Satra and Brendan,
Thanks for the responses. I confirmed that, at least in our environment, the only perceived effect of the -V directive is to include environment variables that are defined after login. -b y (implicit or not) still pulls in the login environment. Since I do not change the environment after login, this has no effect for me. As Brendan notes, -b n will fail if the submitted command is not a real path. However, Nipype only submits the shell script that it builds, which in turn runs the interface, which in turn calls the wrapped command, e.g. fslmaths. Thus, the -b setting should have no effect on execution in my case. Therefore, the observed error remains a mystery. I moved past the error and can't reproduce it in a simpler example, so I will chalk it up to a transitory aberration.

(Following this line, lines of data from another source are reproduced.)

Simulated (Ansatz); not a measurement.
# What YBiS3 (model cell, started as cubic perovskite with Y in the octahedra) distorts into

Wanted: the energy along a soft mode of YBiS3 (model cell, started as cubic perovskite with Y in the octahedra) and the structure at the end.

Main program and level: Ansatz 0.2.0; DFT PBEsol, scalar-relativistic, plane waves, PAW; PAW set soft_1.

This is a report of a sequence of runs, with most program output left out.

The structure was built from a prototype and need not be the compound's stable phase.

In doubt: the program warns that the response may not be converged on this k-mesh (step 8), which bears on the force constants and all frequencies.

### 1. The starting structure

The upshot is that AFAIK the -b flag is irrelevant except in the following situations:
- an environment variable or alias is set after login which changes the path resolution
- the user sets the Nipype node plugin_args template to include additional directives
Nipype already validates that a command is on the path in CommandLine._run_interface, but doesn't use the path in the command. (As an aside, this validation will incorrectly fail if the command is defined by an alias).
I suggest the following, as a low priority:
- Nipype remove the -S and -V directives in the batch script, since they have limited and uncertain effect.
- Nipype neither assume that the site's SGE has a vanilla setup nor set the -b n option.
- Add an SGE example to the documentation that defines a plugin_args template with directives. The example should include a note that if the user site has changed the SGE default behavior to -b y, then the plugin_args should include the -b n option.
The Nipype submission should exactly reflect a standard qsub submission in the user's environment. If the user needs to add an SGE option or embed a directive, then the user should set the plugin_args.
I find embedded SGE directives too much magic for my taste, and consider it a best practice to avoid them when possible.